Granholm presents ‘mix of solutions’ for state’s economy

Published 11:26 am Wednesday, February 7, 2007

By By ANDY HAMILTON / Niles Daily Star
NILES – With a $3 billion shortfall facing the state, Gov. Jennifer Granholm said Tuesday night her plan for revitalizing Michigan's economy was "a mix of solutions – cuts, reform and revenues."
Granholm delivered her fifth State of the State Address in front of a joint session of the Michigan legislature. Though the budget will not be released until Thursday, the governor said cuts alone would not save the economy, but instead would destroy the state's ability to recover.
"Again this year, my budget will call for hundreds of millions of dollars in spending cuts, many of them painful. But those cuts are necessary to be able to afford the investment that will grow our economy," Granholm said.
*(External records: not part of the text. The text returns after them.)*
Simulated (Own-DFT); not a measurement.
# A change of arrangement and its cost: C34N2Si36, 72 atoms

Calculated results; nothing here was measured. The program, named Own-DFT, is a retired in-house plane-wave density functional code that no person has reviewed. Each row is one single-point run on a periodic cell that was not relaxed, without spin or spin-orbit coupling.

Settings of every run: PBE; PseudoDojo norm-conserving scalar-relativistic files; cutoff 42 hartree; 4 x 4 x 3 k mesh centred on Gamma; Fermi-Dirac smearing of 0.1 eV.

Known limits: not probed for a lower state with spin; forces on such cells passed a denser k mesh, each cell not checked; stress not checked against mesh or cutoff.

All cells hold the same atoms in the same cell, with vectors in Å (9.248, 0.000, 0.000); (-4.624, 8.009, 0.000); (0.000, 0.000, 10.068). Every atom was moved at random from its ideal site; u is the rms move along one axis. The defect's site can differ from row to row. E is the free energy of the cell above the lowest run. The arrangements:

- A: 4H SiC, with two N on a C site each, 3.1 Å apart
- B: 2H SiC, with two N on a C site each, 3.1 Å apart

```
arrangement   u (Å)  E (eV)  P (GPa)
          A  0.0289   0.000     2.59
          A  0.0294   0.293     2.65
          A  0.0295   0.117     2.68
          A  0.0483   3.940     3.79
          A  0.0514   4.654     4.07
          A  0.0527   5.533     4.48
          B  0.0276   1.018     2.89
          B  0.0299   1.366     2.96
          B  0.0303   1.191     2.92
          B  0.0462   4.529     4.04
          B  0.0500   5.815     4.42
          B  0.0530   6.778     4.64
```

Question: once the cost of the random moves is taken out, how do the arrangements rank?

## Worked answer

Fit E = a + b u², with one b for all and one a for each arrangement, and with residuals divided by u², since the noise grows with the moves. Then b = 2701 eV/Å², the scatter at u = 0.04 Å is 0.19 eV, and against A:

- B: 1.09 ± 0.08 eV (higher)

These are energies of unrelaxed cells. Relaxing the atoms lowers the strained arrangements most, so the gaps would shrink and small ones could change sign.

To diversify the economy, Granholm urged the state to put an emphasis on alternative energy. The state will do so, she said, by drawing to Michigan new solar and wind energy companies by expanding alternative energy renaissance zones, investing $100 million in the public and private sector in the next three years to attract alternative energy companies, requiring in eight years at least 10 percent of Michigan's energy to come from renewable sources, and by next year having 1,000 ethanol and bio-diesel pumps at gas stations across the state.
"In the 21st century, Michigan can be the state that breaks our nation's dependence on foreign oil," Granholm said.
Other plans she encouraged lawmakers to pursue included requiring students to stay in school until age 18, giving displaced workers a free community college education in a high demand field and passing her plan to provide small business employees with 401(k) plans.
Sen. Ron Jelinek, R-Three Oaks, said he was glad to hear the governor refuse to cut public school funding, but questioned how Granholm plans to pay for the new educational opportunities she presented. The governor presented a lot of exciting ideas, he said, adding, "My concern is how we're going to pay for that."
Jelinek said the legislature is working on plans to replace the nearly $2 billion of revenue generated by the Single Business Tax that lawmakers voted to end early. He also said once the Single Business Tax is replaced that the $3 billion hole the governor refers to will be closer to a $1 billion shortfall.
"There are several plans out there and obviously we're going to have to adopt one or a mixture of a several of them," Jelinek said.
Rep. Neal Nitz, R-Baroda, stated in a press release, "We need to look at ways to increase job growth. Michigan has been heavily reliant on the auto industry for decades, but now we need to look at ways to diversify our economy and not only create jobs but attract different types of companies.
Nitz dismissed raising taxes as a way to solve the state's budget crisis.
"We need to work with the governor to get Michigan back on track without increasing the burden on Michigan residents," he said.
Jelinek said the budget is presented Thursday to appropriations committees in both the Senate and House. The branches then divide the budget work and trade again in March, and sometime in the end of May both the House and Senate will have an idea of what funds the state has.